Labour leader Ed Miliband has called for a thorough investigation of alleged "criminal behaviour" at the News of the World.
It comes after News International admitted there were at least eight victims of the phone-hacking scandal.
The company issued an apology and put aside £20m for compensation.
Lawyer Charlotte Harris, involved in several of the current cases, said there would now be a "massive flood of people contacting lawyers".
She told the BBC some of her clients - who include football agent Sky Andrew and actors Leslie Ash and Lee Chapman - had already been contacted by News International and were considering their options.
Who and when
For years News International insisted there had been just one "rogue" reporter involved in the hacking of phones.
During a campaign visit to Swindon, Mr Miliband said: "What we have seen is a serious admission of wrongdoing by News International.
"We have now got to get to the bottom of any criminal behaviour, which is a matter for the police and should be thoroughly investigated. We need to know who knew about these actions and when."
Former MP George Galloway said he had recently been shown by the Met Police "incontrovertible proof" that his phone had been hacked, including five times in one day in April 2003.
He said News International chief executive Rebekah Brooks, formerly NoW editor, should be questioned urgently by the police.
"When my case comes to court I will be citing her and my counsel will be demanding answers about her part in this."
News International, which is owned by Rupert Murdoch and also owns the Times and Sun newspapers, said it would continue to co-operate with the Metropolitan Police inquiry.
It said the apology related to voicemail interception between 2004 and 2006.
Meanwhile, former Deputy Prime Minister Lord Prescott, who says he was a hacking victim, wants parent company News Corp's proposed takeover of BSkyB delayed while police investigate.
But the government said its decision on the merger would not be influenced by the hacking controversy.
A Department of Culture, Media and Sport spokesman said: "Legally the culture secretary cannot consider other factors as part of this process and under law phone-hacking is not seen as relevant to media plurality."
BBC business editor Robert Peston said News International was offering to settle with eight people, including former culture secretary Tessa Jowell, designer Kelly Hoppen and sports broadcaster Andy Gray.
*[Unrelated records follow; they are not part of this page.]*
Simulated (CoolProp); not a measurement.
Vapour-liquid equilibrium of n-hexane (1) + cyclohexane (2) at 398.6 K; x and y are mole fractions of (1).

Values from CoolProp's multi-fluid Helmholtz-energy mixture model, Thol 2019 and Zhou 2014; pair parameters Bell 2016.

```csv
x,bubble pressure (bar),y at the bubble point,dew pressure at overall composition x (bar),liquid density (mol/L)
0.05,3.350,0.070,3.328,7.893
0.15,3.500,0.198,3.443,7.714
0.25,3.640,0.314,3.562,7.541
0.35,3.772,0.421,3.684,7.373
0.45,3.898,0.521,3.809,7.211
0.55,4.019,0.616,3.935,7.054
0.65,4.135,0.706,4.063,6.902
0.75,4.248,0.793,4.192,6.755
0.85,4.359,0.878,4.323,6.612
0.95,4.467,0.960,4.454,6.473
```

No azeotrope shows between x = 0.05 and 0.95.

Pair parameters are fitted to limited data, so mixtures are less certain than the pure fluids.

Mrs Jowell's estranged husband David Mills, Joan Hammell, former aide to Lord Prescott, Nicola Phillips, assistant to publicist Max Clifford, and former Olympian and talent agent Sky Andrew are also believed to have been offered compensation.
Actress Sienna Miller's solicitor Mark Thomson, of law firm Atkins Thomson, said his client had not accepted any offer of settlement.
"She is awaiting information and disclosure from the News of the World which has been ordered by the court and will consider her next steps once this is provided.
"Her primary concern is to discover the whole truth and for all those responsible to be held to account," he said.
Mr Clifford, who has received a reported £1m in an out-of-court settlement with the News of the World (NoW), says he would be "very surprised" if more criminal charges did not now follow.
He told the BBC: "You can only imagine that as more comes to light, the more the police find out, and the more information and facts emerge, then the more likelihood there is of criminal charges for other people."
Liberal Democrat deputy leader Simon Hughes, whose phone messages were hacked, said there was more at stake than simply paying out money to draw a line and silence people.
He said: "If people have committed serious criminal offences, either those who have already been arrested or others, they need to be pursued through the courts and sent to prison because this is a completely unacceptable practice."
But Paul Cunnew, a former deputy editor of the NoW, said the affair raised "worrying" questions that threatened to undermine the very freedom of the press.
He said: "There are many people who are in jail because of the NoW's genuine, serious investigations... you've got to be very careful here that this isn't seized upon by people who resent a free press."
The admission also ramps up pressure on the Metropolitan Police, which has been criticised for its handling of the original investigation into hacking and for its relationship with the press.
Brian Paddick, the Met's former deputy assistant commissioner who says his phone messages were intercepted, said the relationship between the police and press had been at times "unhealthy".
He told the BBC either individual officers were too close to editors, or the "media machine" at Scotland Yard went too far in trying to promote good relations.